England’s Office for Students has warned that it may have to cut funding for universities when it takes on responsibility for supporting new entrants to the sector.
Guidance issued by the new regulator says that it expects more providers to be eligible for public funding when it takes on its full powers next August. Any institution that joins the approved (fee cap) registration category will be entitled to apply for teaching grants and other support.
The OfS says that it is planning a “fundamental review” of its funding arrangements, alongside the Augar review of student finance in England, but that, in the meantime, in 2019-20 it will aim “to treat all eligible higher education providers consistently, including those that we have not been empowered to fund for 2018-19”.
“We will continue to apply existing funding methods until our review is complete, but will decide each year the balance of funding between different elements of grant to reflect the funding available to us and our priorities,” the OfS says. “This is likely to include changes to grant rates, but could also include changes to eligibility criteria for, or even discontinuation of, particular funding allocations, if this enables us to best prioritise within a constrained total budget.”
The OfS guidance reveals that it is preparing to fund providers that do “not have any” students on recognised higher education courses at the moment. To determine their allocation, each of these institutions will be asked to provide “a forecast of the student numbers it expects to recruit for 2019-20”.
A paper considered by the OfS’ board in March sheds more light on the proposals, revealing that the OfS has initiated reviews of the National Collaborative Outreach Programme, which funds widening participation activities, and the student premium, which provides a higher level of funding to providers that enrol larger numbers of students who are considered to be at greater risk of dropping out.

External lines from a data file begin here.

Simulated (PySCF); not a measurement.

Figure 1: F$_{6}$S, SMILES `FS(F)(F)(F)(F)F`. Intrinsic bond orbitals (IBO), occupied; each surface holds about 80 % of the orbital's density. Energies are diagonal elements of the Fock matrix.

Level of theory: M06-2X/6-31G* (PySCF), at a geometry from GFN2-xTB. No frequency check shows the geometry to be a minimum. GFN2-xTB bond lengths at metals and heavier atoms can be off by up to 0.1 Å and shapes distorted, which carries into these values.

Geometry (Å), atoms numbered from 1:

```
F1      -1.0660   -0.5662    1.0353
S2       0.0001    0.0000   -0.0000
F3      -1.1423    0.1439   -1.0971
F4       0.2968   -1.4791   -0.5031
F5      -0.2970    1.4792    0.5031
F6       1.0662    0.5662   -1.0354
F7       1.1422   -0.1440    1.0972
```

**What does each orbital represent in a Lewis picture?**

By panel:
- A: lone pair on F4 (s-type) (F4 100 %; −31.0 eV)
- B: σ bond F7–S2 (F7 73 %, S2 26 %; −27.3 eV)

The paper says that the reviews will aim to ensure that support “is aligned with the OfS strategy and appropriate to the more diverse set of providers we expect to become eligible for funding” in 2019-20, and that the organisation’s “approach to regulatory pressure through access and participation plans and transparency data, and our support through funding, are mutually supportive”.
“We expect that we will have to fund additional providers from 2019-20 (those not currently funded but that will be eligible approved fee cap providers on the register) which will require us to carefully consider our funding priorities if no additional funding is provided by [the Department for Education],” the paper says.
Although the majority of English providers’ teaching income now comes from tuition fees, grant funding still makes up a significant proportion of revenue at some institutions.
However, it may be some time before funding arrangements are finalised. The OfS guidance says that its grants will need to reflect the outcomes of the Augar review, but these are not expected to be available until early 2019.